We account for income taxes under ASC 740, Income Taxes (“ASC 740”) using the asset and liability method. Deferred tax assets and liabilities are recognized for the estimated future tax consequences attributable to the differences between the consolidated financial statement carrying amounts of existing assets and liabilities and their respective tax bases. Deferred tax assets and liabilities are measured using enacted tax rates in effect for the year in which those temporary differences are expected to be recovered or settled. The effect on deferred tax assets and liabilities from a change in tax rates is recognized in earnings in the period when the new rate is enacted. We evaluate any deferred tax assets for valuation allowances based on an assessment of available evidence including sources of taxable income, prior years taxable income, any existing taxable temporary differences and our future investment and business plans that may give rise to taxable income. We treat any tax credits we receive from our equity investments in renewable energy projects as reductions of federal income taxes of the year in which the credit arises.

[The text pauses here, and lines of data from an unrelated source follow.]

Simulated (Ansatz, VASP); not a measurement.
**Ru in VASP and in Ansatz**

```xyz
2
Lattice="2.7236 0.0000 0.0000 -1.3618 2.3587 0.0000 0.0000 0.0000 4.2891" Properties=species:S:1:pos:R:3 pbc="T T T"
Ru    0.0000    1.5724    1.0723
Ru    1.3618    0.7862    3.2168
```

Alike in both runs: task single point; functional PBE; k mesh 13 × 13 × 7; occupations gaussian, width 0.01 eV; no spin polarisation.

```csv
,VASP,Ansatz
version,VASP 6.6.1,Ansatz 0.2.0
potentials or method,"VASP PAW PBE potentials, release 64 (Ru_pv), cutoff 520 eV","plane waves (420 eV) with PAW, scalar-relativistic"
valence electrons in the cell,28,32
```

We apply ASC 740 with respect to how uncertain tax positions should be recognized, measured, presented, and disclosed in the financial statements. This guidance requires the accounting and disclosure of tax positions taken or expected to be taken in the course of preparing our tax returns to determine whether the tax positions are “more likely than not” to be sustained by the applicable tax authority. We are required to analyze all open tax years, as defined by the statute of limitations, for all major jurisdictions, which includes U.S. federal and certain states.
Equity-Based Compensation
We have adopted equity incentive plans which provide for grants of stock options, stock appreciation rights, restricted stock units, shares of restricted common stock, phantom shares, dividend equivalent rights, long-term incentive-plan units (“LTIP Units”) and other restricted limited partnership units issued by our Operating Partnership and other equity-based awards. From time to time, we may grant equity or equity-based awards as compensation to our senior management team, independent directors, employees, advisors, consultants and other personnel. Certain awards earned under each plan are based on achieving various performance or market targets, which are generally earned between 0% and 200% of the initial target, depending on the extent to which the performance or market target is met. In addition to performance or market targets, income or gain must be allocated by our Operating Partnership to certain LTIP Units issued by our Operating Partnership so that the capital accounts of such units are equalized with the capital accounts of other holders of OP units before parity is reached and LTIP Units can be converted to limited partnership units.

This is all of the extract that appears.